Anxiety of a new mom

One of the hardest things to deal with, for me being a new mom, is the anxiety I experience. Dr. Lee tells us to never restrict the amount of formula Joshua takes, and the lactation consultant tells us that we should. The lactation consultant tells us not to swaddle him, but the book “Baby Whisperer” says to do so. “Baby Whisperer” says never let your child nap in a swing, but others say let them nap wherever they like. Some people think that a parent should be fully engaged with the child at all times, and some think that we should let them have their own quiet time to be on their own.

With all the conflicting information, my Type A personality, and the desire to NOT screw up Joshua’s life, I am always so anxious about every little thing when it comes to Joshua!

A part of me wants to just shut out all the advice and trust my own instincts. But then another part of me thinks that if I don’t listen to advice, I could be messing up Joshua’s life without knowing it. Either way, I’m hooped. When Joshua was born, he didn’t hand me a “How to be a Perfect Mom” manual to follow. How am I suppose to know what to do in all situations?

Joshua is 10 weeks old today. It has taken me THIS long to figure out that I’m never going to be perfect, and I just have to roll with what comes our way. Coming to this conclusion is a huge step for me, as a lot of the anxiety just washes away. It’s almost like, I’m going to mess up somewhere, so let’s just have fun while we’re at it.

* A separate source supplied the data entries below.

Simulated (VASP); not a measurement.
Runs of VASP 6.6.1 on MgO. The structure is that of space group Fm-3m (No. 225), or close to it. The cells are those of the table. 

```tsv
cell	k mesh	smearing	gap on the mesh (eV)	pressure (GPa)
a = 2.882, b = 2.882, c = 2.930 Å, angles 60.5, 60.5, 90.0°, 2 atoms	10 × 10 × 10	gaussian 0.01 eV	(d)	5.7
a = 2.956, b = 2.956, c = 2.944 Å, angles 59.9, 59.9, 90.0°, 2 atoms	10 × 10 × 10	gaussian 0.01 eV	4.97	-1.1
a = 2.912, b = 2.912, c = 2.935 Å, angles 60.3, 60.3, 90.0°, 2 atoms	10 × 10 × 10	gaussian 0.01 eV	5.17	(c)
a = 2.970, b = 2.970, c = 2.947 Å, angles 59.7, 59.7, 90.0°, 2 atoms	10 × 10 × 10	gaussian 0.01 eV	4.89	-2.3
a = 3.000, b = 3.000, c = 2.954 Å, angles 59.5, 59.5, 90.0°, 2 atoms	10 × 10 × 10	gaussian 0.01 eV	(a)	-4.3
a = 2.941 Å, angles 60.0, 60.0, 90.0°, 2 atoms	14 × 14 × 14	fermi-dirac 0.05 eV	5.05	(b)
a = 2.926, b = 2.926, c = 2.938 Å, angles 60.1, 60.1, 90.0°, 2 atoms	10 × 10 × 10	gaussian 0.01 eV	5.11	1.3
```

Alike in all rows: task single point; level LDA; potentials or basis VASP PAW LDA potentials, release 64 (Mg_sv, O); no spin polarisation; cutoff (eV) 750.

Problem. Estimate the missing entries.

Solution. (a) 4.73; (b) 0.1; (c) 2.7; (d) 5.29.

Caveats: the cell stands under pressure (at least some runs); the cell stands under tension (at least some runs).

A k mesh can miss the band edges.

So I’ve made a conscious decision to relax, and enjoy motherhood. If Josh grows up with a complex because we swaddled him, or let him nap in the swing, or let him decide the amount of formula he drinks, or used cloth diaper, or slept in a basinet for three months, then he would have to figure out a way to work through the complex (and I’m going to be there for him every step of the way).

Coming to this decision also doesn’t mean I love my son any less. It actually means I love him so much that I am willing to admit that I will never be perfect, and trust that he will still turn out to be a balanced and confident child.